I noticed a great variety of wild flowers in the fields, some of which were very beautiful. A species of cactus grows wild here; but is a very inferior kind. Wild garlic is also to be met with everywhere. A coarse grass, called Bear's grass, grows in bunches here, the leaves of which, when subjected to a roasting process in hot ashes, are uncommonly strong, and take the place of small ropes and cords with the natives, who apply it in a variety of ways, from the suspension of a dead pig to the tying of a shoe, or temporarily supplying the place of a lost button. From the centre of these bunches of Bears grass a stem five or six feet high shoots up in the spring-time, which is crowned with a crest of yellow flowers very beautiful to behold at a distance.

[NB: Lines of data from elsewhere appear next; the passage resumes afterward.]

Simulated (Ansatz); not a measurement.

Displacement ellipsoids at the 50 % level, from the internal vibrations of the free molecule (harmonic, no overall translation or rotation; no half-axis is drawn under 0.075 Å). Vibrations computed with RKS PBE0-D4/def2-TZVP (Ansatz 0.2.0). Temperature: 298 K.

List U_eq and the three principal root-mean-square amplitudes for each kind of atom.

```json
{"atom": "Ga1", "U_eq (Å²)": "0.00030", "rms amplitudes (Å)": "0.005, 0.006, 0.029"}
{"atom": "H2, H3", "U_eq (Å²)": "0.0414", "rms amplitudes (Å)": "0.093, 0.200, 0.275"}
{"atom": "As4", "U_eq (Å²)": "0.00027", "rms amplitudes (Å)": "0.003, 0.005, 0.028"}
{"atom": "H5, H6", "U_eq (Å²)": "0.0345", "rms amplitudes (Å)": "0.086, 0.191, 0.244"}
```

A few days' experience of camp-life gave me a better knowledge of its comforts and discomforts, its tribulations and my philosophy. It was the middle of August, and the weather very warm. The first night of my abode in my new quarters was undisturbed from any cause, from the fact that I was tired after the sea-voyage. But the second night I was destined to feel some of the annoyances to be endured by campaigners in warm climates. Mosquitoes revel in this congenial atmosphere, as do also the blue-tail fly, and a species of biting insect like the common house-fly, while gallinippers, gnats, ants, and biting sand-fleas, (which play second fiddle to the old-fashioned iron-clad chaps, their bites making one squirm as if twinged by a bad conscience,) and grey-backs, all attack the hapless sleeper in succession, in a body, by detail, in squads, battalion,—in brigades drawn up in echelon—in front, flank and rear. They scale the walls of his fortress in the very teeth of a fierce cannonade of imprecations—burst the barriers of bedclothes—penetrate the abatti of woolen socks and tightly-tied drawers—and though, even after gaining the inside of your works, they are subjected to a deadly cross-fire of small arms, yet they invariably "attain the object of their reconnoissance." The bayonet is powerless against them, and they never draw off from the attack till fairly exhausted with the feast of blood.
What surprised me most was the utter indifference manifested by the veterans to the petty annoyance of vermin and insects, and the matter-of-fact way in which they overhauled their clothing and disposed of the grey-backs when found.
For about a week the recruits had "fine times," as the soldiers thought, having nothing to do but "bum around," and sleep—when they could, which was mostly in the day time. The days were excessively hot, as were the nights until about 11 or 12 o'clock, when it became uncomfortably cold.
During this week of leisure, I pretty thoroughly explored the region in the vicinity of our camp, and visited Newbern on 'pass,' but found nothing special there to note, if I may except the fact that there were many really cozy and comfortable-looking dwellings, and numerous flower and fruit gardens—some of which gave evidences of former tasteful ownership, but which seemed of late to have come in for their share of the general neglect and destruction. Those of the inhabitants who still clung to their homes seemed to wear a sullen and discontented look, with some exceptions, and these were of the mercantile class, who, with the sutlers and others who follow the wake of armies, seemed to fall in for their fair proportion of the trade.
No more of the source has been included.